A CALL FOR CALL (part 2)
This time I would like to briefly present digital tools and resources for language learning. Taking different learners’ capacities into consideration, it is crucial to understand that various media have a profound effect on how learners assimilate and remember the content.
One should not overlook the fact that technology in language teaching has been around for decades. Incidentally, some technologies, e.g. tape recorders, have been implemented since 1960s and 1970s, and are still in use in classrooms. Computer-based materials for CALL appeared in the early 1980s. As the access to ITC (Information and Communication Technology) has become widespread, CALL has moved beyond the use of software to embrace the Internet and web-based tools. Needless to say, cheaper access to the Net has opened the “information superhighway” to everyone. Indeed, for English language teachers, constantly looking for authentic materials, it is a perfect medium – an infinite resource file of texts, visuals, listening, videos, etc. form around the world.

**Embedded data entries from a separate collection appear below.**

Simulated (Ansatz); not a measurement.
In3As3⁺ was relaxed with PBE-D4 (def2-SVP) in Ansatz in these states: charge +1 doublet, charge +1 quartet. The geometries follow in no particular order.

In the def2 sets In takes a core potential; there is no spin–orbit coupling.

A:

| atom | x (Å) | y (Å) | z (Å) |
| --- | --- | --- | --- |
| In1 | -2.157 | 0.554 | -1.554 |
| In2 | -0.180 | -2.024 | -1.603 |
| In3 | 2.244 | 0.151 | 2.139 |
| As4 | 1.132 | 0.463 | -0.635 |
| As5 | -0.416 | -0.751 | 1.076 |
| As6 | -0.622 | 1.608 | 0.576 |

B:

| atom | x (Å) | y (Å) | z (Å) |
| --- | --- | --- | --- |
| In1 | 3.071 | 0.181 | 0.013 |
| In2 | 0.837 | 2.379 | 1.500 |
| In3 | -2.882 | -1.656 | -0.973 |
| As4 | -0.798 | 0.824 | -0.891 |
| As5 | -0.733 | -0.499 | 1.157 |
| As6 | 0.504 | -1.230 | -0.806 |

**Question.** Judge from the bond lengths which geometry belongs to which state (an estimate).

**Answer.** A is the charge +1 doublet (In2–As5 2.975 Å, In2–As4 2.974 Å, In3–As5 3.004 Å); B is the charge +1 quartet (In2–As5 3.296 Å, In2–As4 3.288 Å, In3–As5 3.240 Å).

While classifying digital technologies for learning Laurillard (2002) distinguishes six different media types, according to their different capacities to mediate learning:
- narrative, e.g. Hot Potatoes – support tasks involving representation and can be used for assimilation or reproduction of new images, text, etc.;
- communicative, e.g. video conferencing – support tasks involving communication between individuals and groups,
- interactive, e.g. search engines – support research as well as tasks that return information based on user input;
- productive, e.g. concordancers – support tasks that involve manipulation of data;
- adaptive, e.g. virtual worlds – support tasks that depend on continuous adaptation to user input;
- integrative, e.g. e-portfolios–support the management of learning sessions and activities, allow recording of achievements, and enable learners to review their progress and make action plans.
In this day and age, digital resources are becoming ubiquitous and familiar to both students and teachers. The capacity to manage multiple forms of information is today an essential life skill. The new Digital Age has come. Therefore, the use of cutting edge media has become desirable in education.